Sunday, December 12, 2010

Differentiating between exception mechanism and signaling

An operating system in its role as a supervisor oversees the operations of processes. For a variety of reasons, including an attempt by a process to reach out to addresses outside of its scope, the OS must terminate the offending process. In a number of other situations, the OS cannot allow the process to proceed unless it corrects its state. The OS informs a process of its illegal behavior by raising an exception in the context of the process.

An application can also encounter situations that may need raising an exception. Generally in this scenario the purpose is to remedy the situation so the execution of the program can proceed. For instance, in Z++ class invariants or constraints of a method at time of its invocation may be violated. In Z++ these violations can trigger a private method to rectify the problem. But sometimes it may be necessary for the user of the object to correct the problem. Hence in Z++ violations of invariants and constraints can also raise exceptions for reporting the problem to the next level.

We observe that a process can receive exception from two sources only: the OS and the process itself. If the only response to an exception were termination, there would be no point in talking about exceptions in anyway other than crashing. In case of an exception UNIX intercepts the process and directs it to a handler that the process has specified for the exception. After handling the exception, the process is allowed to continue its execution from where it was intercepted. However, C++ makes it impossible to use this mechanism for a number of reasons, among them the lack of resumption from exception.

When it is possible to remedy the situation the execution of a program should continue just as we do things in our daily lives. Simply crashing is not an intelligent solution for all scenarios. In particular, we expect to see more imbedded computers in the future. The manual override and resetting the computer may not always be a desirable solution.

Turning our attention to signaling, this mechanism is not intended for reporting unusual situations that require correction, or else the process will be terminated. Signaling is a form of asynchronous communication among threads and processes. Unlike exceptions, a process can receive signals from processes other than itself. The general pattern of signaling is that one thread or process generates a signal or an event. Another thread or process responds to the generated signal at a later time.
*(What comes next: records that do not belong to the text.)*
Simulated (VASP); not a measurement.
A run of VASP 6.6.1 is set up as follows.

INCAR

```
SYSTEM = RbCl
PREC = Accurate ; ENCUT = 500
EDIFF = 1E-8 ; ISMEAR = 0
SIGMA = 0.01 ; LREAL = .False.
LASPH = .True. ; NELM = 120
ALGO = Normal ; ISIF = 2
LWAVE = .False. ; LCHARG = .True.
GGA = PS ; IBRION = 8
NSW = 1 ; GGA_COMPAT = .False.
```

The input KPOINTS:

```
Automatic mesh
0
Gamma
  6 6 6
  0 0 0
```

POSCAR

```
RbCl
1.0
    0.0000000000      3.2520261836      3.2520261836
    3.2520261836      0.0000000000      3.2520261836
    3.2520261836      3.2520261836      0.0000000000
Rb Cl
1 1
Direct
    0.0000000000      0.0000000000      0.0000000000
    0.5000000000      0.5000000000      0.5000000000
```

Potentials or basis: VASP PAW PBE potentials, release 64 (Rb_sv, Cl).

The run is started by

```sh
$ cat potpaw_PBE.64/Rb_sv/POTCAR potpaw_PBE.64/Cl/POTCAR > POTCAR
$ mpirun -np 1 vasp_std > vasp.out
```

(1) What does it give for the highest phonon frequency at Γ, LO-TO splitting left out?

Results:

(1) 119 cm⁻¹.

The generation of a signal should not intercept the recipient process. Instead, the recipient should be able to respond to the signal when it is able to do so. But this requires the type of abstractions that a programming language should provide. UNIX, as an operating system, uses signals for exceptions, terminating or stopping a process, as well as plain signaling as a means of communication.

In order to better see the difference between signaling and raising an exception we will briefly describe tell/hear distributed signaling in Z++ and illustrate the need for two forms of resumption from exception.

Z++ hear signals add the dimension of transfer of data from the generator of the signal to the handling thread or process in a manner similar to a function call. For that reason, the generation of a hear signal may be thought of as an asynchronous function call. In particular, hear signals travel among distributed nodes allowing us to also speak of asynchronous remote procedure call (RPC).

The generator of a hear signal tells its signal in the following general form.

Tell Recipient Signal List-of-Data

The recipient will eventually hear the signal in the following general form.

Hear Signal List-of-Data

The tell statement, as is the case with any signal, contacts the remote Z47 Processor, not the receiving process. The actual contact and communication protocol takes place between the local and the remote Signal Managers of Z47 Processors. Part of the protocol is to ask the remote Z47 whether the recipient process exists prior to sending the data. This is like verifying an address with the post office before dropping the mail.

Now suppose the remote Z47 replies negatively. Clearly, the local Z47 must inform the teller process that the recipient is not a process at the given address. At this point we are back to the Z++ source program that executed the tell statement. The proper course of action would be to change the address and try the tell statement again in search of a recipient.

One pattern that may come to mind is to make the tell statement to return a value for its success or failure. One can then use a loop and continue to check the returned value of the tell statement until a recipient is found.

However, the semantics of signaling is not the same as a function call. Traditionally, we do not generate a signal and then check its returned value. A more familiar approach would be to raise an exception when the remote Z47 replies negatively to a tell statement. This approach clearly separates the notion of signal from raising exception. In Z++ the failure of a tell statement causes an exception.

It should be clear that without resumption to re-execute the tell statement the abstraction of hear signaling is essentially useless. In UNIX, an interrupted process continues from where it left for handling a signal. However, in our scenario we really need to go back to the tell statement that caused the exception and try it again, rather than continue the execution from the statement following it. That is the reason for the two forms of resumption in Z++.

It may be worth pointing out that hear signaling is a generalization resulting from dropping the requirement of rendezvous. In Communicating Sequential Processes each process that reaches the rendezvous point will wait for the other until they synchronize and exchange data. But, a process generates a hear signal through a tell statement and moves on. Eventually, the recipient will hear the signal and receive the data. In this scenario neither process waits for the other. For that reason we refer to this form of communication as Communicating Concurrent Processes.

In conclusion we summarize our discussion as follows. Exceptions and Signals are not equivalent. An exception causes interruption to the normal execution of a process and may result in its termination. A process cannot receive exceptions from other processes. On the other hand, a process can receive signals from other processes, and may choose to respond to them when it is able to do so.